When Bob Dylan returned to the stage for the 2024 Outlaw Music Festival Tour, he performed "All Along the Watchtower" for the first time since 2018.
His most-played song returned to the setlist alongside other classics. The tour also included songs fans had longed to hear performed live again such as "A Hard Rain's A-Gonna Fall," "Rainy Day Women #12 & 35," "Highway 61 Revisited," and "Silvio."
"All Along the Watchtower" remains the most-played from Dylan's enormous catalog, and his live take has long leaned heavily on Jimi Hendrix's 1968 adaptation, which reimagined Dylan's anxious poem as a raging storm.
The original appeared on Dylan's eighth studio album, John Wesley Harding. Following Dylan's raucous 1966 world tour with The Hawks (later known as The Band) and a motorcycle accident, Dylan had retreated from the spotlight.
He settled into a quiet life with his young family and began jam sessions with The Band at a rental house in West Saugerties, New York called Big Pink. These groundbreaking recordings were eventually collected and released as The Basement Tapes.
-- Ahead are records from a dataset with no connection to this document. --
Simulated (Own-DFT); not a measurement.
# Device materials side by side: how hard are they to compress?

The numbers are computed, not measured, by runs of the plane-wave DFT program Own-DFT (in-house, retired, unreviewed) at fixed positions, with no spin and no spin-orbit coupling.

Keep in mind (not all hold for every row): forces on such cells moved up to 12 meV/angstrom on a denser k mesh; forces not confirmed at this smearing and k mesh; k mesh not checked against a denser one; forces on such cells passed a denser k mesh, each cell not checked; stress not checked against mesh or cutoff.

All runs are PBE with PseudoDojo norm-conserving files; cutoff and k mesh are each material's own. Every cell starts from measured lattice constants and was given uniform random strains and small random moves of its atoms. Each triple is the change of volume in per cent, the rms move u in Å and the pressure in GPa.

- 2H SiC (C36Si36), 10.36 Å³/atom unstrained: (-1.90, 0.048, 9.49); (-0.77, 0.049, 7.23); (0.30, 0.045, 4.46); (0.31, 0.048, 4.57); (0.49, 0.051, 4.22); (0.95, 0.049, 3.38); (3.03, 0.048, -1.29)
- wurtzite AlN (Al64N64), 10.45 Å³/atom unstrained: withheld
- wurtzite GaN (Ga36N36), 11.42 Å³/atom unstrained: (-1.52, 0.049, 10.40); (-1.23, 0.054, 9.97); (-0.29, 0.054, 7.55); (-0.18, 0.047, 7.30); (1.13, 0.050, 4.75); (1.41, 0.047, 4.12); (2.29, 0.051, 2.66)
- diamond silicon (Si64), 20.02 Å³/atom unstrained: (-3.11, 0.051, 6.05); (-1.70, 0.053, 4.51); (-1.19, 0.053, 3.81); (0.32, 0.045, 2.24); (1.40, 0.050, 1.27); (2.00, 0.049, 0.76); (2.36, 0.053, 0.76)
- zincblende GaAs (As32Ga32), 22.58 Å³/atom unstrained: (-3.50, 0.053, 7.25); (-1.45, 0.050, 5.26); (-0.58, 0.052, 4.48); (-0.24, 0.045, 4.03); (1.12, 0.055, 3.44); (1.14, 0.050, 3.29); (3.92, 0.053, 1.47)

Dylan's albums Blonde on Blonde (1966) and John Wesley Harding (1967) bookended the jam sessions at Big Pink though The Basement Tapes wouldn't get an official release until 1975.
The hero of the Greenwich Village folk scene had shocked the music world by going electric, and the Nashville recordings that produced John Wesley Harding feature a return to his earlier form. Still, the Jimi Hendrix Experience expanded Dylan's acoustic tune into a psych-rock jam, nearly doubling the original's running time. If the joker and the thief needed a way out, Hendrix offered them a trip to outer space.
In hindsight, Dylan's "All Along the Watchtower" looks more like a blueprint for Hendrix's definitive cover.
The recordings from Big Pink had circulated as bootlegs for years before Columbia Records released them. Between 1962 and 1966, Dylan routinely changed popular music and the 1967 bootlegs continued his influence.
Graduating from folk hero to rock star, Dylan dragged a reluctant audience with him. So it's interesting to see him return to roots music. He recorded a sparse rendition of "All Along the Watchtower" only to witness Hendrix transform it into its iconic (and electric) form.
Both artists stayed restless and unpredictable at their creative heights. The opening verse could easily be a conversation between the two.
"There must be some way out of here," said the joker to the thief
"There's too much confusion, I can't get no relief
Businessmen, they drink my wine, plowmen dig my earth
None of them along the line know what any of it is worth"
Before the recorded era, when music existed either as a live experience or transcribed in notation, definitive versions of compositions didn't exist. Compositions evolved through a multitude of interpretations.
Dylan is famous for rarely performing his songs the same way twice.
In 1993, he told the Chicago Tribune how the Hendrix version of "All Along the Watchtower" "overwhelmed" him. Moreover, it changed the way Dylan performed the song live.
"He had such talent, he could find things inside a song and vigorously develop them. He found things that other people wouldn't think of finding in there," Dylan said. "I took license with the song from his version, actually, and continue to do so to this day."